Recently a closed Facebook group by the name of “Dankpana ft LUMS” was exposed by female students of LUMS. The group had around 600 members, mostly men. The content of the group was largely targeted at female students of LUMS and made lewd, derogatory, sexualised and rape memes targeting the female student body in the name of dark humour. After the expose, female students of LUMS sprung into action, which led to a sit-in of 200+ students (both male and female) outside the office of Dean of Student affairs, demanding disciplinary action against the admins of the group. The case is being looked at by concerned authorities of LUMS and students await the final verdict. However, this episode has started a long debate about freedom of speech amongst students and creating a safe space for everyone on campus.
An email sent out by Dean of Student Affairs to the student body stated that “values of our university are anchored in maintaining a tolerant atmosphere that is marked by mutual respect — especially of dissenting opinions. However, there should be no doubt that while respecting each other’s opinions, the administration will take all steps to ensure a safe and welcoming environment for all members of our community.”
One might question, “what is so wrong with a few memes?” To the female students of the university, however, these are not just memes. The content of the group represents the mentality of those 600+ students with whom these women interact on a daily basis. The content showed that these men harboured such thoughts about their female friends and colleagues and perhaps the only thing stopping them from acting on these thoughts was the fear of being called out or caught. After the group was revealed, a lot of female students commented on how they felt unsafe on-campus. To some extents, our educational institutions become our second home, especially if you are a woman enjoying the freedom of staying away from home for the first time in your life. Campuses are supposed to act as safe spaces for everyone, regardless of gender.

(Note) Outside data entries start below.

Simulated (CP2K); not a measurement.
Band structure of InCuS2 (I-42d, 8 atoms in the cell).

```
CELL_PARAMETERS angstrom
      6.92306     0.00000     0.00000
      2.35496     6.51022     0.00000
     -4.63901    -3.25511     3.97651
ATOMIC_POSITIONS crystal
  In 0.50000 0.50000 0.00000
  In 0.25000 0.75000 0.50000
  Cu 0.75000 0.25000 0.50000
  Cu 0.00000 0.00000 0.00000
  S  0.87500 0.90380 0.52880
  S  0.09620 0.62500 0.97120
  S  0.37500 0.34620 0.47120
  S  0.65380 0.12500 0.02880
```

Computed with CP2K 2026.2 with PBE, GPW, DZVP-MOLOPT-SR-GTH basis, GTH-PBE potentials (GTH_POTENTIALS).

Online harassment is easy to brush off as “naïve” or as “done without much thought”, but if these thoughts and ideas are left alone and allowed to manifest in the young minds without any consequences, they can lead to drastic real-life actions. We have seen multiple times how online uproars have reverberated through actual lives and ended up with irreversible actions, e.g Qandeel Baloch’s and Mashal Khan’s murder. The idea that it was just a group with memes cannot justify the act of inciting violence or rape against students for the sake of dark humour.
But isn’t dark humour supposed to be offensive? Isn’t a crackdown on this a group a crackdown on humour and freedom of speech altogether? Answers to these questions vary from person to person but I believe that there is nothing funny in endangering lives of an already marginalised population. LUMS is perhaps one of the very few institutions that can pride itself on providing equal opportunities to its male and female students, but it still does not take away from the fact that women are in fact a marginalised group in this country. Jokes at the expense of the safety of such groups are not and should not be considered funny. An educational liberal arts institution taking an action against such form of bullying can send out a strong message of support to women who are already struggling to find a safe place in public spaces.
Perhaps its time to say that boys should not stay boys, and boys who do should be called out for their problematic behaviour. Inciting violence is not funny, making someone feel unsafe is not funny, joking at someone else’s expense is not funny and rape jokes are not funny. It takes very little time to flame these sparks to a full fledged fire. If women of the country want to progress and thrive, then they need to start calling out men for such behaviour. The sit-in by the female students of LUMS was not a power move, it was the start of a revolution.